Oleksandr SUSHKO, director, Peace, Conversion, and Foreign Policy Center of Ukraine:
Ukraine has all the tools and opportunities to prod the European Union into action and eventually to receive its positive decision concerning Ukrainian membership. However, this decision isn’t likely to be made soon. On the wave of current Ukrainian euphoria the best we can achieve is no longer to hear the EU’s negative responses and understatements to the effect that the final decision will be made at a later date. In order to obtain that ultimate, positive decision, Ukraine must measure up to expectations concerning the domestic reforms that President Yushchenko mentioned in Strasbourg and Davos. It’s a matter of short-term perspective, as several months from now everyone will see how serious the new Ukrainian administration is about domestic reforms. This primarily concerns the first Copenhagen political criterion, namely, that all democratic changes should be irreversible, including democratic reform, combating corruption, reforming local self-governments, and securing an independent judiciary and law enforcement system. Economic structural reforms are also very important in order to provide a favorable foreign investment environment and remove all obstacles to civilized business activities. These efforts will make the rest of the world see Ukraine in a new light, as a country with a new European market. Such reforms are a crucial point in Ukrainian-EU relations.
Of course, all these efforts must have professional diplomatic support. In particular, Ukraine has to clarify its position on the EU membership action plan. The one proposed by the EU should not be discarded just like that, for this would damage bilateral relations. Yet this plan should be accepted with certain reservations, all which should be made public knowledge in the form of official statements of the Ukrainian government. To begin with, such reservations should state that Ukraine doesn’t interpret the action plan as an obligation not to broach the subject of its EU membership or as a change in its membership strategy.
Ukraine should make it perfectly clear that it is acting in accordance with this plan, with a view to its eventual EU membership. This stand should be in the form of an official statement rather than a declaration during a news conference-and this document should be appended to the one approving the action plan. The current amendments contain no substantially new clauses, but this is a moral incentive of sorts, with clearer formulas.
Ukraine should also clarify the timeframe of its EU membership application, because this document would be a formal confirmation of this government’s intentions. This must happen within one year, since processing such membership applications involves procedures that can last between one and three years. In other words, if Ukraine submits this application this year, a decision could be made in 2006, precisely when Ukraine would be completing the action plan. After the plan is effectively implemented, a situation could well arise whereby a favorable judgment would be passed on Ukraine’s EU membership during an EU summit. If so, we would be able to discuss Ukraine’s recognition by the union as a potential candidate. Kyiv isn’t likely to receive a clear signal until 2007, but I believe that Ukraine will have fully prepared by then.
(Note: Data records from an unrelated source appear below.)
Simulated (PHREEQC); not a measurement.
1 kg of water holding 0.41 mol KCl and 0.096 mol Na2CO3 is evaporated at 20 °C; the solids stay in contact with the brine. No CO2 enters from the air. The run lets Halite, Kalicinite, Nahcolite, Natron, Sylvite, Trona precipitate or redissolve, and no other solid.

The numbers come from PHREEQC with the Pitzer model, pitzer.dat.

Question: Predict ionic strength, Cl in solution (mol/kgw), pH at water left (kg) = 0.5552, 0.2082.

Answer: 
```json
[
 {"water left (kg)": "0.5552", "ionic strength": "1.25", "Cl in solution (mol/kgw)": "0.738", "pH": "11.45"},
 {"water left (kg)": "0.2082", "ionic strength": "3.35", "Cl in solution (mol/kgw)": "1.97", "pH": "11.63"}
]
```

Bronislaw GEREMEK, European MP (Poland):
I’m convinced that the European Union said “yes” to a reborn Ukraine in the EU resolution outlining not only the practical steps that Ukraine should take but also its prospects in Europe, whereby Ukraine would have its place in the EU. The most important thing is for the great popularity of the Orange Revolution among the European public and within the walls of the European Parliament to be replaced by the implementation of the action plan. It is also very important for the Ukrainian side to regard it as a gradual fulfillment of Ukrainian expectations. The first step would be to grant Ukraine the status of a market-economy country, then support Ukraine’s EU membership effort. Ukraine-EU cooperation could evolve by applying the so-called Polish model. Indeed, when we signed the action plan with the EU, Poland insisted on full membership, and the European Union took this into consideration. I believe that solving the problem this way is very important because it allows Ukraine an opportunity to establish a rapprochement with the union. Ukraine’s Euro-Atlantic integration prospects should be discussed along similar lines. Ukraine has held such talks, but the subject must be broached differently after the Orange Revolution.
I believe that a gradual Ukraine-EU rapprochement would be an optimal scenario, with both sides making these gradual efforts. But I’m also aware that everything depends on Ukraine, because carrying out the action plan requires bold economic reforms and an active struggle against corruption. You’ll also have to convince Europe that Ukraine and its economy regard drawing closer to the European model, democracy, and market economy as the highest priority. Be that as it may, Ukraine must first of all carry out the action plan. As for the ten proposals produced by the European Commission, Ukraine should calmly await the European Union’s response, because the EU doesn’t have a clear stand on the issue of Ukraine’s membership. I think that the ten-proposal list is a positive development in that it’s geared to the adoption of specific measures. Above all, it’s a political document written in the language of current political practice. It can help politicians use the right kind of phraseology (they sometimes fail to understand the importance of words). The ten proposals that upgraded the Ukraine-EU Action Plan are also a message from the European Commission and Council of Europe to Ukraine, both of which are striving to implement the recommendations of the European Parliament, the institution that went furthest in meeting Ukrainian social expectations halfway.
Ukraine also deserves a positive response from Europe, and this response should correspond to the extremely important Orange Revolution factor. Ukrainian society should also bear in mind the political context in which the European Union will have to make its decision. The EU is currently scared of its own boldness, I mean the bold decisions that it adopted during the Orange Revolution. It is very astonished by the changes in Ukraine and within Ukrainian society, whose resistance led to concrete results. Ukraine must now translate its political declarations into the language of practical actions; you must declare a program and then proceed to carry it out, thus reaffirming the Ukrainian hope for EU membership.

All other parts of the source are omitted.